In the DRC, two methods were used. In the districts of Kisenso, Kimbanseke, and Mont Ngafula in Kinshasa, and the sites of Kindu, Tchonka, and Basankusu, a one-stage sample of dwellings was selected based on counts of dwellings made from satellite images. In partnership with the firm Satplan Alpha, the project used recent satellite images to count and geo-locate all dwelling units. This work was done manually. Team members classified each building in the satellite images as low-density residential, high-density residential, or non-residential, using their local knowledge of the typical characteristics of dwelling units in the DRC. These typical characteristics were locally specific, varying between cities and between dense inner-city districts, peri-urban zones, and semirural areas on the outskirts. The main characteristics used to classify structures were architecture, building size and features, roof segmentation, roof design intricacy and height, building orientation, site boundary features, proximity to major streets, street activity, and traffic. The right panel in Fig. 1 shows the final map for Kindu, DRC, with each building classified as low-density residential (blue), high-density residential (yellow), and non-residential (red). When the counting, geo-locating, and classification were complete, each dwelling was assigned a random number, and a sample was selected through a one-stage random draw. If the classification was correct, this approach resulted in an equal-probability simple random sample of dwellings.

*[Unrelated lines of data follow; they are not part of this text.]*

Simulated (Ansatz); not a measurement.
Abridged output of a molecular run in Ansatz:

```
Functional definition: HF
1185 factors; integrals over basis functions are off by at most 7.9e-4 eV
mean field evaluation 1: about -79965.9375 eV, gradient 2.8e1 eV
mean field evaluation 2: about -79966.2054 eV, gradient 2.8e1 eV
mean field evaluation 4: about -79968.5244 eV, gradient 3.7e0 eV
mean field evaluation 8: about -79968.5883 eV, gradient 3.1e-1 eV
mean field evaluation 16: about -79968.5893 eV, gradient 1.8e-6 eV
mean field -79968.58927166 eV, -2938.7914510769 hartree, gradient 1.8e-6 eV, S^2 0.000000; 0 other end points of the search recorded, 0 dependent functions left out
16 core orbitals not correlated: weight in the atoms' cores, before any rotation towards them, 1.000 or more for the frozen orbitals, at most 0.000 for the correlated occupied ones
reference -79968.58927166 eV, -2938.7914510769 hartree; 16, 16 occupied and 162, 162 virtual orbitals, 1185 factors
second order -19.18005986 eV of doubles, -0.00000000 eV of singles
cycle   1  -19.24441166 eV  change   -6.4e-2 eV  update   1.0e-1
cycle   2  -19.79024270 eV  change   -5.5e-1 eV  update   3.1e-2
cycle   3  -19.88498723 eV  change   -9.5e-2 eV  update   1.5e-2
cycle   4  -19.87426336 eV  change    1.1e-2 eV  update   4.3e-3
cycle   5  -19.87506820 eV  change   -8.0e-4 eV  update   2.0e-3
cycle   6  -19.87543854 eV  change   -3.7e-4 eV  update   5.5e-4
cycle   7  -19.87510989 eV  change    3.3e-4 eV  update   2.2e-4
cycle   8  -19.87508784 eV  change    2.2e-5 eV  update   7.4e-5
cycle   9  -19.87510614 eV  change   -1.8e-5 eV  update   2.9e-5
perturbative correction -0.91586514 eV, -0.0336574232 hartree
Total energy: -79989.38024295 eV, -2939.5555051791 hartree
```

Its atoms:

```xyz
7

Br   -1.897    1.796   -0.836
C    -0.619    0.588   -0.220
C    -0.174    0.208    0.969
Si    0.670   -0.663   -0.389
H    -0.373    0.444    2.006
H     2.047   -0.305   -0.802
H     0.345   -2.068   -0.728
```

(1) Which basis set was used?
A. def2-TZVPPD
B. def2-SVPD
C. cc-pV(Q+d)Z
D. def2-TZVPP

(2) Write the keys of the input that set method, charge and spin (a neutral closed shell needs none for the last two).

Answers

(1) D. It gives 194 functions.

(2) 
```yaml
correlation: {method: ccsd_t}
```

In the districts of N’djili and Makala in Kinshasa, a two-stage random sample was used.Footnote 9 PSU boundaries were first defined using administrative and physical boundaries such as rivers, highways, and secondary and residential roads that would be easily identifiable by interviewers on the ground. The delineation process used an automated iterative approach where PSUs were created and then split or merged based on target population size. The left panel of Fig. 2 shows a map indicating the manually created PSUs.
The next step was to estimate the population within each of these PSUs from high-resolution satellite data. First, a Random Forest Regression model was used to estimate population density based on contextual image information (image metrics that incorporate various aspects of surrounding information, rather than single-pixel signature).Footnote 10 The model was trained using a sub-sample of building locations.Footnote 11 The area and average building density for each PSU was then integrated with land use and land-cover data to adjust the area by the percentage covered with vegetation and then to produce a building count.Footnote 12
PSUs were selected with probability proportional to this estimated size. A full listing operation was then conducted in the selected PSUs prior to the second stage selection of households. This approach leads to estimates with larger variances, and therefore less precise estimates, than the single-stage approach because the resulting sample is clustered.Footnote 13
2.2 Key Results and Implementation Challenges
Each of the methods described above produced a sampling frame from which a representative sample was selected. There were, however, substantial challenges in Somalia. For the SHFS, 407 PSUs were selected for the survey (320 urban and 87 rural), and 366 PSUs were selected as replacements (251 urban and 115 rural). After selection, the PSUs were overlaid with satellite imagery from Google Earth and Bing to verify the presence of dwellings. Following that process, 53% of rural PSUs and 2% of urban PSUs were discarded and replaced due to having no visible population. In some cases, it was necessary to replace a PSU multiple times before one with visible dwellings was identified.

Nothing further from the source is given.